The court thus holds that a rational juror could find that McHenry exercised dominion and control over both Clark and the Honda, satisfying the possession prong, and that directing her to follow in tandem with the shotgun inside satisfied the transportation prong of “carry.”

B. Element Two: “During and in Relation to” the Robberies

McHenry’s central argument focused on timing. He contended that a § 924(c) conviction based on “carrying” a firearm “during ... [a] crime of violence” requires that the gun be carried contemporaneously with conduct that constitutes an element of the predicate offense. Because §§ 2111 and 2119 criminalize only “taking” property by force or intimidation, he argued that the robbery “starts and ends with a violent taking,” and therefore any carriage before or after the actual taking is outside § 924(c)’s scope.

The court rejects this argument in two steps.

1. Rejecting a Narrow Element-by-Element Temporal Approach

The court leans heavily on Brown. There, the defendant similarly argued that he was not “manufacturing” methamphetamine within the meaning of § 841(a)(1) while carrying a gun in the van, since manufacturing requires more than mere possession of precursors.

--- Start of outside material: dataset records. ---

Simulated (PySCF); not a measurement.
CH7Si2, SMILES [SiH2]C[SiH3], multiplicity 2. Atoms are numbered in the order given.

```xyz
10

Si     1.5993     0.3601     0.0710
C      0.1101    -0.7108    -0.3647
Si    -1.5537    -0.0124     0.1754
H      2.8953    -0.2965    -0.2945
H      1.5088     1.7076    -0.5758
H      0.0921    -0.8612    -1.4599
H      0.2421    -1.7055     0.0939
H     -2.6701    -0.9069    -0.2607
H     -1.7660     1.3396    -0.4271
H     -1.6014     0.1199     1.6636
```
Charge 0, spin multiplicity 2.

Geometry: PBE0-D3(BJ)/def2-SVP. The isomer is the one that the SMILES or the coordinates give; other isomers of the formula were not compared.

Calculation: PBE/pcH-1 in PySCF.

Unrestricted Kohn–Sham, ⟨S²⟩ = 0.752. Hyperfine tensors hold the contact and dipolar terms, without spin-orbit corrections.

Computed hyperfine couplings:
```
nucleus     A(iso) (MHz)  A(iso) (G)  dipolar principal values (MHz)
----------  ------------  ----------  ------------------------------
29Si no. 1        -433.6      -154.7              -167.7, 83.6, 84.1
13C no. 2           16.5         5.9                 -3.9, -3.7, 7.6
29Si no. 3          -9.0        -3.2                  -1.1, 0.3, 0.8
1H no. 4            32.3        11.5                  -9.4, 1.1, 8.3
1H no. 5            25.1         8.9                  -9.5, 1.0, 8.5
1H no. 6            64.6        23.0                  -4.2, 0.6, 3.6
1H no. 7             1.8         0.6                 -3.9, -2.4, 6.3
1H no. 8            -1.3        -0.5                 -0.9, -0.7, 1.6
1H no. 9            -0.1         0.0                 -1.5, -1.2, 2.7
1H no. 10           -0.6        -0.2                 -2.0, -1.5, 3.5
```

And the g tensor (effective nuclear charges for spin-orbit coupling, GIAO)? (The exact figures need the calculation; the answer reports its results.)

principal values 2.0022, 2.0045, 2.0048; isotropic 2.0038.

The Tenth Circuit in Brown reasoned that:

  • Evidence showed not just isolated acts of manufacturing but a “continuous and ongoing operation” over weeks.
  • The offense was therefore a “continuing offense” for § 924(c) timing purposes, even though the statute, textually, focuses on “manufactur[ing]” as a discrete act.
  • The relevant question was whether the firearm was sufficiently connected to the continuing offense as a whole, not whether it was present at some discrete “point in the methamphetamine production process.”

Applying this reasoning, the McHenry majority holds that § 924(c)’s “during” requirement does not demand that carriage occur at the precise moment the last element of the predicate offense is satisfied. Instead, if the predicate crime is properly characterized as ongoing or continuous, carriage at any point during that overall criminal episode can satisfy the statute, provided the nexus requirement is met.

2. Characterizing Robbery and Carjacking as Continuing Offenses

The court then asks whether the robberies here were continuing offenses that included McHenry’s escape from the Motel 6. It concludes that they were, drawing on:

  • Garcia-Caraveo’s recognition that the “uniform generic definition of robbery” incorporates the continuing-offense theory;
  • The Model Penal Code’s definition of conduct “in the course of committing a theft” to include “flight after the attempt or commission”;
  • Multiple circuits’ holdings that escape from a bank robbery under § 2113(a) is part of the robbery for § 924(c) purposes; and
  • The close textual and historical kinship among § 2113(a) (bank robbery), § 2111 (robbery in Indian Country), and § 2119 (carjacking), each of which uses “tak[ing]” language and shares common ancestry (Jones, 526 U.S. at 235–36 & n.4).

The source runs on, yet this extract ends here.